In his little book Being Peace (1987), Thich Nhat Hanh the Vietnamese Buddhist recounts a story about a father and daughter, circus performers.  The father would balance a very long bamboo pole on his forehead, and his daughter would climb to the top of the pole.  People watching would give them money to buy food to eat.

“One day the father told the daughter, ‘My dear daughter, we have to take care of each other.  You have to take care of your father, and I have to take care of you, so that we will be safe.  Our performance is very dangerous.’  Because if she fell, both would not be able to earn their living.  If she fell, then broke her leg, they wouldn’t have anything to eat.  ‘My daughter, we have to take care of each other so we can continue to earn our living.’”

This is the social ethic I grew up with: taking care of one another.  Some call it altruism, that I am responsible for the well-being of others through my practice of kindness and generosity, that my own happiness will flow from my relationships of loving-kindness with others. 

In a capitalist society of individual rewards and private failures, we need a sense of interdependence and mutual support.  In a society of great accumulation of wealth and deep, demoralising poverty, we need to feel compassion.  Where there is mass starvation amidst undistributed plenty, we need an ethic of generosity.  Where distribution of weapons is profitable, where ignoring those they harm or displace is acceptable as the cost of doing business, we need a social ethic calling us to serve the common good.  That’s altruism.

But this story about the father and daughter circus performers caught me off-guard.  Thich Nhat Hanh writes that the daughter was very wise.  She said to her father:  “Each one of us has to take care of himself or herself, so that we can continue to earn our living.… during the performance, you take care of yourself, you take care of yourself only.  You stay very stable, very alert.  That will help me.  And if when I climb I take care of myself, I climb very carefully, I do not let anything wrong happen to me….  The Buddhist monk said, ‘… our happiness depends on each other.’  According to that teaching I have to take care of myself, and you take care of yourself.  That way we help each other…. I have to take care of myself, knowing that I am responsible for your happiness, and if you do the same, everything will be all right.”

All around me, people live a competitive consumer society, competing to get ahead of one another, competing to accumulate abundance for themselves which will allow them to live better and better private lives among those of similar privilege and abundance, separate from the squalor of poverty, poverty of material resources and poverty of productive skills.  Certainly this is not what is intended by the story’s conclusion that: “I have to take care of myself, and you take care of yourself.”

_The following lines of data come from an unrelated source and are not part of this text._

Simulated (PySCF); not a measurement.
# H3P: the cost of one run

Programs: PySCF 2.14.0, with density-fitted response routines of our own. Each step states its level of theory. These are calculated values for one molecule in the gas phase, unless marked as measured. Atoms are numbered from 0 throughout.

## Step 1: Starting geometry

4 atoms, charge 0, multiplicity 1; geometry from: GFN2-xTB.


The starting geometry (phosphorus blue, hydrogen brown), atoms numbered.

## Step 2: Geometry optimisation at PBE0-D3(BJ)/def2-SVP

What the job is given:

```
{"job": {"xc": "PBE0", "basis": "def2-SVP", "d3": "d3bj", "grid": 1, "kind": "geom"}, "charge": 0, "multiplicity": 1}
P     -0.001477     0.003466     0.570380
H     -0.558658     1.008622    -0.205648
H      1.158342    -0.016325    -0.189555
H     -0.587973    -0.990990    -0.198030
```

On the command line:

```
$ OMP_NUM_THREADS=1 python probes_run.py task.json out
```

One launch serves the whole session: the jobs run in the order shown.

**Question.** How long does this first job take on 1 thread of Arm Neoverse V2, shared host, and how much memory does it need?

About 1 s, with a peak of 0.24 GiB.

The pop philosopher Ayn Rand glorified exceptional people as worthy of accumulated wealth and privilege in her books, The Fountainhead and The Virtue of Selfishness.  But she failed to acknowledge the fact of the interdependence of life, that our individual condition of life is more “an accident of birth” to first-world privilege than to exceptional personal effort.  Once we are aware of all the conditions that support us to develop our individual gifts, it becomes unethical to “pull up the ladder behind us,” to deny others the conditions necessary to develop their gifts as well. Awareness of all the material privileges and social supports that facilitate individual success and productivity, leads away from egoism and back to altruism. 
How then do we understand the wisdom of the daughter in the story:  “I have to take care of myself, knowing that I am responsible for your happiness, and if you do the same, everything will be all right”? 

Thich Nhat Hanh speaks about the Vietnamese boat people.  The boat people experienced enormous suffering.  Half died in the ocean.  Hanh received a letter telling about a young girl on a small boat who was raped by a Thai pirate.  She was only twelve, and she jumped into the ocean and drowned.  He writes:

“When you first learn of something like that, you get angry at the pirate.  You naturally take the side of the girl.  (… it is easy.  You only have to take a gun and shoot the pirate.)  As you look more deeply you will see it differently…. In my meditation I saw that if I had been born in the village of the pirate and raised in the same conditions as he was, I am now the pirate.  There is a great likelihood that I would become a pirate…. In my meditation, I saw that many babies are born along the Gulf of Siam, hundreds every day, and if we… do not do something about the situation, in 25 years a number of them will become sea pirates.  That is certain.  If you or I were born today in those fishing villages, we might become sea pirates in 25 years.  If you take a gun and shoot the pirate, you shoot all of us, because all of us are to some extent responsible for this state of affairs.”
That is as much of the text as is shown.